PUEBLO, COLO. -- As I'm scraping out thick mud caked to the bottom of my boots I hear, "Well that definitely doesn't look good at all." Canvassing the mud-spattered site here, my jaw dropped. The 50-foot antenna mast, which serves as the primary communication for air to ground transmissions for the Hard-sided Expandable Lightweight Air Mobility Shelter, snapped at its midsection during 60-mph wind throughout the night. It lay twisted at a 90 degree angle. Pieces lay strewn about the ground.
"This is the kind of thing that happens in a deployed situation," Col. Mike Miller, 439th Operations Group Commander, said. "Now they need to figure out how to handle the situation and press on with the mission."

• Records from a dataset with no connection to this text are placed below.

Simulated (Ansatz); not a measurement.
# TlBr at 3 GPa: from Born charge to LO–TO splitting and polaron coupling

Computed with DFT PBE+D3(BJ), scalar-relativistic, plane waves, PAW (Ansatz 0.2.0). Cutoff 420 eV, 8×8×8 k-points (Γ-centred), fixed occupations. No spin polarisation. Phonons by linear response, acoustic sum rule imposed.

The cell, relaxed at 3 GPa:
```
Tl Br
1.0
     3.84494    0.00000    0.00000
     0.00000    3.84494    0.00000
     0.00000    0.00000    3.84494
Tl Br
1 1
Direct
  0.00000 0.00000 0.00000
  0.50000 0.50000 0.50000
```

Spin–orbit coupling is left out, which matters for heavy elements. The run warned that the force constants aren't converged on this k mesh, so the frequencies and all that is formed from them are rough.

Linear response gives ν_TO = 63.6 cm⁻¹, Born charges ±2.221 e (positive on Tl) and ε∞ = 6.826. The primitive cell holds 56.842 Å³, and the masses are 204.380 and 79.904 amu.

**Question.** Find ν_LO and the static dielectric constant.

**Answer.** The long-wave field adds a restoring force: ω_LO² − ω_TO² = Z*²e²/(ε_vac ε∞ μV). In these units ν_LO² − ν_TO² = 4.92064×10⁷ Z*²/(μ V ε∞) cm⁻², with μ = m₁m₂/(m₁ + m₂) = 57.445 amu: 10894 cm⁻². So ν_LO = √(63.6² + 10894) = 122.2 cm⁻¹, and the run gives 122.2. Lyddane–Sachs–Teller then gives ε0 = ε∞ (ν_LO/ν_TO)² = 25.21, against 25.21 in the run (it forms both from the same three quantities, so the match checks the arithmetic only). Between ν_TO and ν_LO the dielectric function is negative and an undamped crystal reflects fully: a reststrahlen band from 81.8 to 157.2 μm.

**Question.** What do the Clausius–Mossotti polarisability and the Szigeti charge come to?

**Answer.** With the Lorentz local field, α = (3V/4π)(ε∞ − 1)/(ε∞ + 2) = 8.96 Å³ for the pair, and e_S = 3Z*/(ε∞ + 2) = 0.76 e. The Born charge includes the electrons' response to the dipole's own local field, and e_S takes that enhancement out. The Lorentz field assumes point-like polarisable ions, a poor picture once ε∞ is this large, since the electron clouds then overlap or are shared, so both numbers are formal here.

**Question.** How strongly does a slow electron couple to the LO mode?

This was day one of "Patriot Express," an annual Air Force Reserve Command AFRC-sponsored air mobility exercise.
Thirty-three Airmen, 20 from Westover, had just set up a 'bare-bones' base the day before, establishing communications, ensuring two generators worked and starting up a Small Package Initial Communication Element for secure and unsecure networking.
"We reacted decisively and appropriately to our real-world situation," said 1st Lt. Matthew Borowski, 439th Airlift Control Flight officer. "These kinds of events prepare troops for real world situations," He said.
The unit used a mast from another hi-frequency system and adapted the connector to hold a UHF antenna.
"The way it's set up, we're able to receive about the same air-to-ground communication distance which is about 20 miles," said MSgt. Alexander Cotton, 439th ALCF communications supervisor.
ALCF Airmen provides experienced airlift personnel to manage, coordinate and control air mobility assets. They provide a capability for operating at locations where there is limited support and are self-sufficient and are able to sustain operations under bare-base conditions. The ALCF is also responsible for training Air Force and sister service units on how to move by air. They instruct over 400 units in preparing and loading their mobility equipment for air shipment.
"The exercise went really well; there were lessons learned," Lt. Col. Wesley Pangle, 512th ALCF Director of Operations, stated during the debrief. "This group worked through a real-world situation and because of their ingenuity, the entire exercise went on as if nothing had happened."
Reserve ALCF provides 45 percent of the Air Force capability to establish an air mobility command at a base where one never existed or expand the capabilities of an airfield to handle airlift. They have participated in every major real-world deployment involving Air Force strategic airlift forces in the past decade. They are the front line of command and control, carrying out the commander's orders and back channeling data to keep the mission flowing.
The next ALCF exercise is planned for early 2014.